Last week I posted about my being both awed and a bit unsettled by a conference at The Capital Roundtable. It is hard to argue the brilliance of top private equity operatives. As far as I can tell, the PE vocation is populated by nothing but Mensa savants. Mostly what these analytic glitteratti do is quite beyond my ken, as I reported last week.
Yet there is one area these portfolio managers find perplexing, as far as I can glean it. That area is sales.
Sales, like entrepreneurship itself, is more of an art than a science. And private equity portfolio managers don’t believe in art. They believe in what they can measure. They believe in quantification. They believe in neatly tied, tightly controlled bundles of profit. In most things they are great at unlocking value and in most things they exercise a salubrious effect on companies and the market. But I understand why sales solutions can elude PE portfolio managers, much more than they do entrepreneurial company builders.
Good salesmen, again like good entrepreneurs, are creatures of individuality, subtlety and nuance. And they are not molded solely by filthy lucre. Good ones are intuitive, freedom-loving cowboys. While a good salesman may be able to “sell ice to an Eskimo,” but that does not mean he is so cynical he wants to do that or that it makes him happy, fulfilled, or incentivized to do that.
Contrary to popular myth, sales people are not amoral scoundrels and money grubbing rogues like “Blake” (portrayed by Alec Baldwin) in Glengarry Glen Ross or “Roy Walter” (portrayed by Nicholas Cage) in Matchstick Men. They like being part of something that gives their life and their world meaning.
PE afficionados should note the recent work of happiness researchers Elizabeth Dunn and Michael Norton. Dunn and Norton (NY Times, Sunday Review, July 8, 2012) have found that additional income buys us little additional happiness once we reach a comfortable living standard. They quote a Princeton study using Gallup polling data from almost a half million American households that shows that money creates little beneficial effect after reaching the $75,000 mark.
So more monetary or other quantitative incentive is not necessarily the carrot that should be dangled before top salesmen to maintain and increase effort. What needs to be maintained and augmented when PE managers take over an entrepreneurial venture is a sense of mission and purpose. That is not an easy thing to sell to a sales staff that knows a portfolio company is probably being groomed for a quick sale. The ultimate failure of “Chainsaw Al” Dunlop’s abrasive, cynical, short-term management style is surely a cautionary tale for all PE portfolio managers.
Sales has to be approached on the basis of long-term sustainability and corporate mission, not excessive near-term monetary motivation.
Pericles Mazarakis of Thomas H. Lee Parters, who was the Chairman of The Capital Roundtable seminar I attended last week, acknowledged a need for more non-monetary thinking around sales incentivization with a story of an incident he observed at Remington a number of years ago (I am reporting this from memory): A certain sales director at Remington kept his staff’s efficiency and enthusiasm high, not by monetary carrots or demanding quotas, but by the simple expedient of placing a xeroxed sheet on the desks of salesmen who did well, saying, “Great job! You are killing it!” The consulting firm looking at the company found that these cheap xerox sheets were being framed by these salesmen and meant more than any quantitative reward.

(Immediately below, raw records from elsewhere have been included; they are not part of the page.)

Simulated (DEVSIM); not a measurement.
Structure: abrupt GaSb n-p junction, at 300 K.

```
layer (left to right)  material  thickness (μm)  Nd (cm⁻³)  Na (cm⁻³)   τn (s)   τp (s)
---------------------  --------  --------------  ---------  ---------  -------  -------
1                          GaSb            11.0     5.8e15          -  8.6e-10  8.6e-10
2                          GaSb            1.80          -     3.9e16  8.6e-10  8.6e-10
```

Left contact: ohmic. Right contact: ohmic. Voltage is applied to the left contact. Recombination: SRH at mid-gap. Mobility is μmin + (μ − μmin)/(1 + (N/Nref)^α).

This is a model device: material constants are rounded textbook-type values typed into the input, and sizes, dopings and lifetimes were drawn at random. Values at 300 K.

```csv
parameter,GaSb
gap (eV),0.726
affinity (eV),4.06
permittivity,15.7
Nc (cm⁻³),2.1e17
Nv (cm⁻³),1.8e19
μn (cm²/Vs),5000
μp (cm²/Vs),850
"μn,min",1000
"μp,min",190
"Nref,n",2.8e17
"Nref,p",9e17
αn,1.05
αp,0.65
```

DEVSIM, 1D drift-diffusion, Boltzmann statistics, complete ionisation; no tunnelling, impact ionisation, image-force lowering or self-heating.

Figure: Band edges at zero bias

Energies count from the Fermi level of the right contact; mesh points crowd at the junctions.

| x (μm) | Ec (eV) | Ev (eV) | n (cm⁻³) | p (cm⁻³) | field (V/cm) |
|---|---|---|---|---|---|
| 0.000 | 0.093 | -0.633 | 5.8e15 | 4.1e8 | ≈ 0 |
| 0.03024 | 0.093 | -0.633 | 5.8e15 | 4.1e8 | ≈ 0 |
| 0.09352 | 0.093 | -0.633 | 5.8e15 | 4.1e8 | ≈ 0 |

There has to be a way to emphasize more the salesman’s need for meaning if PE companies want to maintain and expand sales force efficacy. That means framing a non-quantitative sense of pride, belonging, and ownership, even with the shortened profitability timeline of PE managers. The Gordian Knot of sales maximization is really not amenable to the rough hewn solution of Alexander the Great. Even from the near term profitability perspective of the PE investor, there really is no quantitative silver bullet because the sales conundrum is the most immutably human of business problems.
PE portfolio managers, or anyone else seeking the silver bullet for successful, engaged sales solutions, long or short-term, might begin with Albert Schweitzer’s words about success. He said, “Success is not the key to happiness. Happiness is the key to success. If you love what you are doing, you will be successful.” Thank you, Albert.